Agricultural contractors provide specialist services to many farmers, taking on the jobs they can do more quickly and efficiently because they have the right equipment and appropriately-trained staff. They often lead the way in terms of the latest machinery, but also need to lead on health and safety for their workforce, machinery and overall operations. Nigel Box from 4R Reassurance gives some expert guidance on what to look for when employing contractors.

 

Are the staff competent drivers?

When recruiting staff, contractors need to check driver competence – skills, knowledge, ability, attitude, training and experience. New staff may need to start with lower risk jobs until they’ve undertaken adequate training and built up experience. Checking driving licence validity routinely is good practice. A driver can supply an employer with a unique code via the government website: www.gov.uk/view-driving-licence. This can reveal any penalty points or disqualifications.

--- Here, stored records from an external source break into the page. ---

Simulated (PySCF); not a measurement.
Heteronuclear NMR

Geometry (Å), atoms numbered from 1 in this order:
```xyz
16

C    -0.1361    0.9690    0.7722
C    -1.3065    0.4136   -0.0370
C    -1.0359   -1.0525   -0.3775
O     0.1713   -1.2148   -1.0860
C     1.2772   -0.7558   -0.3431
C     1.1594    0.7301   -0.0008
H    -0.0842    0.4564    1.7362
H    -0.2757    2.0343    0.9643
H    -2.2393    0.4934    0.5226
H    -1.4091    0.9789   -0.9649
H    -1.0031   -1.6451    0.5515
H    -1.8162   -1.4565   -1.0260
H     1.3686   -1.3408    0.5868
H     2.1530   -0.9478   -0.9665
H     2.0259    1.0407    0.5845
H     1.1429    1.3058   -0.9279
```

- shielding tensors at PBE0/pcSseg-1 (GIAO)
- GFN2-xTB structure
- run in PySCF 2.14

Tractor capabilities have developed significantly in the past 30 years especially in terms of speed, size and weight and with the permitted tractor and trailer combination weight at 31 tonnes, driver competence must be considered by the contractor when allocating jobs. Equipment safety is also vital, with maintenance and checks carried out on all safety features before use. This in an area many contractors pride themselves on so those who do it well will probably welcome being questioned on it. Drivers have a duty of care to report any defects to safety features so daily checks must be made before using their respective equipment. This includes walking around the equipment to check tyre condition and pressure, hydraulic hoses, linkage, mirrors, lights and guarding. When starting the equipment, brakes need to be checked and mirrors set in the correct positions before moving off. Defects should be reported and repaired immediately.

Mobile phones are an essential form of communication nowadays, particularly for lone workers and in emergency situations. But too many tractor drivers are seen using their phone while driving on the roads. This is both illegal and gives farming a bad image. Contractors should have a mobile phone policy in place giving clear instructions on the use of phones, instructing drivers to pull over into a safe location to make a call. Hands-free equipment is available, although it’s worth bearing in mind it still reduces driver concentration if used when driving.

 

Have the risks at every location been assessed?

Contractors may be working at hundreds of different farms each year including new locations staff haven’t previously visited so assessing risks on a site-by-site basis is extremely important. When employing a new contractor, expect the company to undertake a dynamic risk assessment before starting work. Factors to be considered include slopes, ridges and uneven ground, overhead power lines, hidden features such as concrete well-covers or manholes and weather conditions. Each person involved in the contract work on your farm has a responsibility under health and safety law to ensure operations are carried out safely. The driver, contractor and farmer should all be involved when assessing risks. It is good practice for a contractor to provide customers with copies of their insurance certificate, risk assessments applicable to the job in hand and relevant training certificates to demonstrate competence. Good operators will share these before being asked.

 

Are there adequate maintenance facilities?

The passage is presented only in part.